I had been fiddling around with a particular expression over the summer. Since I haven't had much luck with it, I thought it was about time I took an opinion over the question.
So here's where it all began. Consider the hexagonal lattice (also called the equilateral triangular lattice). Fix some point $P$ on the lattice to be the origin. Let $W_{n}$ be the number of walks of length $n$ which start and end at $P$. I was considering the simplest possible model, so there are no constraints (meaning no self-avoidance condition or anything of that sort). In trying to enumerate these walks, I came up with this 'cute' little identity
$$\displaystyle\sum_{j=0}^{n}\binom{n}{j}^{3} = \sum_{j=0}^{n}\binom{n}{j}2^{j}\times W_{n-j}$$ We have the initial constraints being $W_{0}=1$, $W_{1}=0$.
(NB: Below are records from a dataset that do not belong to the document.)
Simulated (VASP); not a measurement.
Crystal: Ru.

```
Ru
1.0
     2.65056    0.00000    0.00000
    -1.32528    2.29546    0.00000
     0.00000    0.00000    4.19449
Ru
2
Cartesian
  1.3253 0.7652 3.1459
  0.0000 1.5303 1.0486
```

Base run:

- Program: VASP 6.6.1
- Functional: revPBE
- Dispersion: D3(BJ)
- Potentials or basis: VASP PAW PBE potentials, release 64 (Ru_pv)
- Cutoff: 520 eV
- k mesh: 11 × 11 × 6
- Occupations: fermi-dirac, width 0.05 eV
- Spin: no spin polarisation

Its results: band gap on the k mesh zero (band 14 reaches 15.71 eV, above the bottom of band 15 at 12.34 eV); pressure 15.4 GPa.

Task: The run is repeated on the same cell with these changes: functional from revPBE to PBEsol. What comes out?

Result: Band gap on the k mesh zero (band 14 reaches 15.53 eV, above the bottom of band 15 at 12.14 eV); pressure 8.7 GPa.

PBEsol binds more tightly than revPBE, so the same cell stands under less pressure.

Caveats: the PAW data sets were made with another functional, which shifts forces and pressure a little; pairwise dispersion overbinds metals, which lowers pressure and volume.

Next I tried to tweak out a q-deformation of this particular identity. Combinatory-wise I haven't got anything particularly exciting. But here is the q-version I am considering. The binomial coefficients are replaced with the q-binomial coefficients. Fix an integer $k$. Define $$2_{k}^{j} = \prod_{i=1}^{j} (1+q^{k+i})$$ with the norm that $2^{0}=1$. Now this allows one to obtain polynomials $W_{n,k}(q)$ recursively from the identity above with the initial conditions $W_{0}=1$, $W_{1}=0$. They don't necessarily have positive coefficients but as $n$ gets large, they do. Though one does obtain interesting polynomials for $k=-1,0$, here's the one I'll mention. As $k,n$ become large, one notices (formally) $$W_{n,k}(q)\rightarrow\prod_{i=1}^{\infty} \frac{1}{(1-q^i)^2}$$
Is there a good reason? I have a feeling my setup is slightly artificial, but I'd love to know what's happening!
Edit dated 6th Jan'2011:
$$W_{n}=\displaystyle\sum_{i=0}^{n} (-2)^{n-i}\binom{n}{i}(\displaystyle\sum_{j=0}^{i} \binom{i}{j}^3)$$